---
description: "Generate text embeddings using vLLM, Sentence Transformers, or Hugging Face models for deduplication, similarity search, and downstream tasks"
categories: ["how-to-guides"]
tags: ["embeddings", "vllm", "sentence-transformers", "gpu-accelerated", "similarity-search"]
personas: ["data-scientist-focused", "mle-focused"]
difficulty: "intermediate"
content_type: "how-to"
modality: "text-only"
---
# Text Embedding
Generate text embeddings for large-scale datasets using NeMo Curator's built-in embedding stages. Text embeddings enable downstream tasks such as semantic deduplication, similarity search, and clustering.
## How It Works
NeMo Curator provides three embedding backends for text data, each suited to different model sizes and throughput requirements:
1. **`EmbeddingCreatorStage`** — A composite stage that handles tokenization and embedding in sequence. Supports both Sentence Transformers' `SentenceTransformer` and Hugging Face's `AutoModel` classes via the `use_sentence_transformer` flag.

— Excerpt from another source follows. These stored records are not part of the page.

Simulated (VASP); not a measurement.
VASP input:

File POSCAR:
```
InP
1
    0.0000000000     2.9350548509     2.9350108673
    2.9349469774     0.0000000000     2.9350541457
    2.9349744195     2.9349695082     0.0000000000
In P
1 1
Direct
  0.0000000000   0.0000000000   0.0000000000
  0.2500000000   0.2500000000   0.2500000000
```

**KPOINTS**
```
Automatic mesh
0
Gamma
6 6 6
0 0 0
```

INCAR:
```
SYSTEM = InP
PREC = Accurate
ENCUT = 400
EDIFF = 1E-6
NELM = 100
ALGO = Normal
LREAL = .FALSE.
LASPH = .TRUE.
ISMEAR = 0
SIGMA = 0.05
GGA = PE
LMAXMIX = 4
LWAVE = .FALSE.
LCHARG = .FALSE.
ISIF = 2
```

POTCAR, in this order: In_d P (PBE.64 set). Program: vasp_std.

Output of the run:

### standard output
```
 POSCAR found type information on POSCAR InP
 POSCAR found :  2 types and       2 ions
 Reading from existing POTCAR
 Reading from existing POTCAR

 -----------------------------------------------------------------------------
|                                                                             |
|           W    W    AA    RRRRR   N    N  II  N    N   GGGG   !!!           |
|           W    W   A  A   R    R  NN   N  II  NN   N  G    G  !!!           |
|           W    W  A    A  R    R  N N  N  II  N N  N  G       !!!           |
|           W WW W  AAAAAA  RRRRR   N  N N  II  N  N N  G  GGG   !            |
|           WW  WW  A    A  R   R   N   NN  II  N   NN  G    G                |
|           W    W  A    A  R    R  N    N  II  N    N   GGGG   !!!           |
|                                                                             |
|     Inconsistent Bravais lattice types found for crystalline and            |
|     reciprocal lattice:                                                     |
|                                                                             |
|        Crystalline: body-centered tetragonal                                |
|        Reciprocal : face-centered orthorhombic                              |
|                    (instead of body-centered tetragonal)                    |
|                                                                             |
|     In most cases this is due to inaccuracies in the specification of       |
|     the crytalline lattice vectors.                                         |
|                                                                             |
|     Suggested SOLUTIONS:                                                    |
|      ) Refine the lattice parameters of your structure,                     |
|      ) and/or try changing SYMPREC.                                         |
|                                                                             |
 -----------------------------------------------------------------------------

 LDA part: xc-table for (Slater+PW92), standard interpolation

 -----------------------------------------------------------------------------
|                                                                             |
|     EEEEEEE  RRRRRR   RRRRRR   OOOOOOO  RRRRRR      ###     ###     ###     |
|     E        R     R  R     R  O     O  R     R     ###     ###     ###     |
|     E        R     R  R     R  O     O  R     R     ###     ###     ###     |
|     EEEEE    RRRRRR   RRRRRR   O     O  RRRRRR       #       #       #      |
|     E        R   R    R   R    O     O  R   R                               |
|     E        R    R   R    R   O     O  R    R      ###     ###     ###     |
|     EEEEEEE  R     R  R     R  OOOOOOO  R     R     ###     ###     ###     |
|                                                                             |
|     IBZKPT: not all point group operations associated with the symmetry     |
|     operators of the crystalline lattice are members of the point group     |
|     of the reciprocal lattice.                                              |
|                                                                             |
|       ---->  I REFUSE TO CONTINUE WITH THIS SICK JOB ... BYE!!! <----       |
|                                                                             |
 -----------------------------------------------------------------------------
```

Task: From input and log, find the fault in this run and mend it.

2. **`VLLMEmbeddingModelStage`** — A standalone stage that uses vLLM for GPU-accelerated embedding generation with optional pretokenization. Best for large embedding models where vLLM's batching and GPU utilization provide significant throughput gains.
3. **`SentenceTransformerEmbeddingModelStage`** — A model stage that uses the `sentence-transformers` library directly. Used internally by `EmbeddingCreatorStage` when `use_sentence_transformer=True`.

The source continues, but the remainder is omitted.